Every time a massacre happens, we say “never again”. Now, “never again” is happening in Aleppo, as I write.
The government’s operation to recapture the rebel-held eastern part of the city is in its final stages and reports of atrocities are coming in.
The Syrian army is reportedly going from house to house and executing residents on the spot. At least 82 civilians, including women and children, were shot on Monday, according to a spokesperson for the UN High Commissioner for Human Rights.
Residents fear summary executions, forced disappearances, torture, and rape – a grim litany of war crimes. Meanwhile, the Syrian regime and the Russian government are ignoring calls for the safe passage of civilians from war-torn Aleppo, as more than 100,000 terrified people are still trapped inside the city.

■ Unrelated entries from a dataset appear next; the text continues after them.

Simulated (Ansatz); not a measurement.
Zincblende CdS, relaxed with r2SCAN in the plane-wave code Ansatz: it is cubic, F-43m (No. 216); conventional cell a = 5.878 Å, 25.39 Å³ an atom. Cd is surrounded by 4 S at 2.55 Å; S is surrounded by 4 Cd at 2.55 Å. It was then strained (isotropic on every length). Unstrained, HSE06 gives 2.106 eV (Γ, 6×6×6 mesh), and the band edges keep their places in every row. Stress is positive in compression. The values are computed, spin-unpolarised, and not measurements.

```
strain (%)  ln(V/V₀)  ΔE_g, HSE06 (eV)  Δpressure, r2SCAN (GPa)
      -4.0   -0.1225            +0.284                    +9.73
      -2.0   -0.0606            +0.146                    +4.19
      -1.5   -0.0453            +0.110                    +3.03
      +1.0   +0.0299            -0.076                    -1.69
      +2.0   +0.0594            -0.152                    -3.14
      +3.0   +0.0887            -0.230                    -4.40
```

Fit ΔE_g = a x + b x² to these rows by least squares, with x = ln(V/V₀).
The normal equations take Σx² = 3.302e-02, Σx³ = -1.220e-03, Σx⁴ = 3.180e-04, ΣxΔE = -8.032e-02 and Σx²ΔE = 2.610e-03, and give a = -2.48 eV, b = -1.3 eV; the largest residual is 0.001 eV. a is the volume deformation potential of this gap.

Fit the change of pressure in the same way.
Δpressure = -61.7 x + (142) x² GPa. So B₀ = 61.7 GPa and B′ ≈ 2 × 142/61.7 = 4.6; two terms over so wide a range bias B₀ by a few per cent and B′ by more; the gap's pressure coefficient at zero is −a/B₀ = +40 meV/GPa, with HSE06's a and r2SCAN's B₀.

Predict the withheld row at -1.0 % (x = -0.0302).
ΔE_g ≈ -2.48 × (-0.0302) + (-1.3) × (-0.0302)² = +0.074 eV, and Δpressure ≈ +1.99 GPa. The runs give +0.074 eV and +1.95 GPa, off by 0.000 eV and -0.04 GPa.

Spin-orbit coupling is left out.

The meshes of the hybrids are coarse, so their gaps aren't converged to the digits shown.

If this story sounds familiar, that is because we have heard it before. We have seen it on the killing fields of Cambodia, the ghost towns of Iraqi Kurdistan poisoned by chemical weapons, in the faces of machete-wielding Rwandans, the sieges of Sarajevo and Srebrenica, and the desert death camps of Darfur.
“Never again,” the world pledged in the wake of these atrocities. And yet the same horrors are now being inflicted on the people of Aleppo and we are reacting with much the same carelessness.
We cannot say we did not know. We knew then and we know now. We can watch in real time how terrified residents post their final “goodbyes” on social media.